Pattern recognition.

I many cases (at least at the intermediate level), winning/losing games doesn't come down to who can "think three moves ahead," it comes down to whether someone can recognize that a pattern of three moves will result in a particular outcome. It may be a nuance, but it's actually an important one because it eliminates the notion that someone has to be of above-average intelligence and discover new moves on the fly to succeed.

In actuality, that skill of pattern recognition can be practiced, honed, and applied in numerous areas of life. Playing chess is such a pure form of the skill that it opened my eyes to how many other activities can benefit from a similar approach.



That's a well-known aspect of "expert" level chess player thinking! There's a famous experiment that demonstrated this. Researchers briefly showed set-up chess boards to novices (little to no chess experience) and expert players (2000+ ELO) and then asked the players to recreate the board they just saw. If the set-up was from a real game (not necessarily a famous or studied game) experts performed far, far better. However, if the chess board was just a random scramble of pieces, novices and experts had the same recall ability. Essentially, expert players saw the patterns at work in legitimate mid-game set-ups and this helped the recall task.


Yes this is an interesting result that I recall from my days when I was into chess.

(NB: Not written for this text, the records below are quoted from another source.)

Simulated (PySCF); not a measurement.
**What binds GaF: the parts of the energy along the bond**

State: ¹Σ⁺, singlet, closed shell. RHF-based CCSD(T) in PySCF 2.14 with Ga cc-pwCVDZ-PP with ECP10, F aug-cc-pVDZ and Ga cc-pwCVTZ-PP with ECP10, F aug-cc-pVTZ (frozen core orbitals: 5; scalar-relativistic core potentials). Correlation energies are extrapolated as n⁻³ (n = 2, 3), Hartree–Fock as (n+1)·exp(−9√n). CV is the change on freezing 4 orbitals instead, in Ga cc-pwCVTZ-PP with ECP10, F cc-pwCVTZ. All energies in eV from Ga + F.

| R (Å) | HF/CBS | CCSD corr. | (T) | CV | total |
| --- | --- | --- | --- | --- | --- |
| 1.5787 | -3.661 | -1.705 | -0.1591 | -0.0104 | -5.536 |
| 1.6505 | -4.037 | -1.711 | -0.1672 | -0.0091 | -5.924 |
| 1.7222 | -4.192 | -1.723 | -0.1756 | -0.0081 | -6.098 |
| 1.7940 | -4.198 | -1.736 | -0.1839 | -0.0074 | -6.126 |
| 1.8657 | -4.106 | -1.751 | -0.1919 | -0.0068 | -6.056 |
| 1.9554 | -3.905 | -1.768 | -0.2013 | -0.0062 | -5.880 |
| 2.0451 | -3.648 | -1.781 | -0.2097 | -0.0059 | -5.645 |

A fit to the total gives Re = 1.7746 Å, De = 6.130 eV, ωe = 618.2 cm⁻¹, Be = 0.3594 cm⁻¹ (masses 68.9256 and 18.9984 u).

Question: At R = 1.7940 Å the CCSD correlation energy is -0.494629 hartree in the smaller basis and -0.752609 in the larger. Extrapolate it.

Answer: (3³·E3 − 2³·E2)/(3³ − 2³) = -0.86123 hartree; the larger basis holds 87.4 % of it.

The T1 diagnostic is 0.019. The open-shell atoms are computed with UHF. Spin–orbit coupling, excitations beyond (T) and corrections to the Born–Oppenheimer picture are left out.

But this result speaks to something more general that is interesting as well. It seems high levels of skill in many other fields is associated with incredible ability to recall details about a performance in that field. If I recall correctly, Bobby Fischer was able to perfectly recall positions (and his analysis of them) from games he had played years ago (and consider how many games a professional chess player might play in a career).

The question I have is, what exactly is the connection? Is this association essential? And is it the incredible memory that leads to high skill, or the it's the reverse?


Definitely agree. It’s not even super purposeful recognition. It’s a feeling like “this seems bad”, and looking for why, only to figure out your opponent’s likely plan.

It’s much better to be less intelligent and have that feeling, than be more intelligent and not even know to look for the danger.